Table of Contents
This is a (another) paper about image completion. It considers both the local continuity and the global composition of the scene, in a single framework for image completion. It also compares results with the previous methods.
Paper link: click me
Different approaches to image completion (inpaiting):
- Diffusion based
- Patch based
Their work is based on Context-Encoder (CE). They extend their work to handle arbitrary resolutions by using a fully convolutional network, and significantly improve the visual quality by a global and local disriminator.
The dilated convolution layers are used to increase the area each layer can use as input without increasing the number of learnable weights by spreading the convolution kernel across the input map. In this way, the model can effectively “see” a larger area of the input image. However, in my opinion, sometimes increasing the number of layer can also do that. It really depends on what the model is used for.

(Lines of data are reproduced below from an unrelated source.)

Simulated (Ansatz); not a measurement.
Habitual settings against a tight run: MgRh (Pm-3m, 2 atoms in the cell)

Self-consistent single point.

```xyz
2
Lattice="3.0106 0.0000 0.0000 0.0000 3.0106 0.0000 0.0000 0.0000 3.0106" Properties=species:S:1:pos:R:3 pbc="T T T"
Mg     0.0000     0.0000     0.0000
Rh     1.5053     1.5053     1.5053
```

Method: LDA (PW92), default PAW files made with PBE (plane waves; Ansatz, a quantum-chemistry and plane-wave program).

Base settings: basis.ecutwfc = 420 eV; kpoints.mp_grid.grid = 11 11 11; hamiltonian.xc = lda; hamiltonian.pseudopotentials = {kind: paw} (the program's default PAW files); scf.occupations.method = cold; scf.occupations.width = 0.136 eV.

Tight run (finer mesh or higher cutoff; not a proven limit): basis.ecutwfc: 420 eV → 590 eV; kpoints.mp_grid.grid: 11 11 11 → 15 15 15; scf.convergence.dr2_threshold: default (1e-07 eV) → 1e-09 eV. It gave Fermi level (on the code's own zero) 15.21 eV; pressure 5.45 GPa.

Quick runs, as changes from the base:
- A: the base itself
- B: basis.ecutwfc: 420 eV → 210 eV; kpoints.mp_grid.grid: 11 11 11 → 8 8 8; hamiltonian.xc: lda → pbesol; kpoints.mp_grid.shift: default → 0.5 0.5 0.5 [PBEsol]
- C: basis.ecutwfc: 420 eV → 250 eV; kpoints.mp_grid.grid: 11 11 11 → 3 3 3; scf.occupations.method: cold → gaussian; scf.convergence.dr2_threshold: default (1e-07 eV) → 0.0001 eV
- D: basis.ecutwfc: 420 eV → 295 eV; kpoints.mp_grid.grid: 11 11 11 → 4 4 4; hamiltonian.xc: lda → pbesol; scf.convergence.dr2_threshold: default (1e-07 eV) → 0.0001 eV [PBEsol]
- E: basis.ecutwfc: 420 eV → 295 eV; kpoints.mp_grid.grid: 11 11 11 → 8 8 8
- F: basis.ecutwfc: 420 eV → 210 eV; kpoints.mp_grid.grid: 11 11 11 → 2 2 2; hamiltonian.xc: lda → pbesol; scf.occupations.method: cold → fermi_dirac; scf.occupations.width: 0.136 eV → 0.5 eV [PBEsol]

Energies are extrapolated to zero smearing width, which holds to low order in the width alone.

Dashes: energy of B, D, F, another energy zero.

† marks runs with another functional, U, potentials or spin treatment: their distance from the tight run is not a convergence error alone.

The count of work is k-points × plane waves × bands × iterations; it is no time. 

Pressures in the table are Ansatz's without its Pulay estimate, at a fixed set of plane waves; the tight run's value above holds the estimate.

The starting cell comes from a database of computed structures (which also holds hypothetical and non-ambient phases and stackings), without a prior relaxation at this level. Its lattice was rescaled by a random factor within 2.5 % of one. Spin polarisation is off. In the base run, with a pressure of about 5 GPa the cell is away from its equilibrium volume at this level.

To increase the stability of training, they pre-train the completion and the discriminator networks. The training is split into three phases: : first, the completion network is trained with the MSE loss from Eq. (2) for Tc iterations. Afterwards, the completion network is fixed and the discriminators are trained from scratch for Td iterations. Finally, both the completion network and content discriminators are trained jointly until the end of training.
There is a simple post-processing with fast marching method and Poisson image blending to make the results more realistic.
- Tc = 90,000
- Td = 10,000
- Ttrain = 500,000
One thing that draws my attention is, the entire training procedure takes roughtly 2 months on a single machine with 4 K80 GPUs. Well, that’s impressive.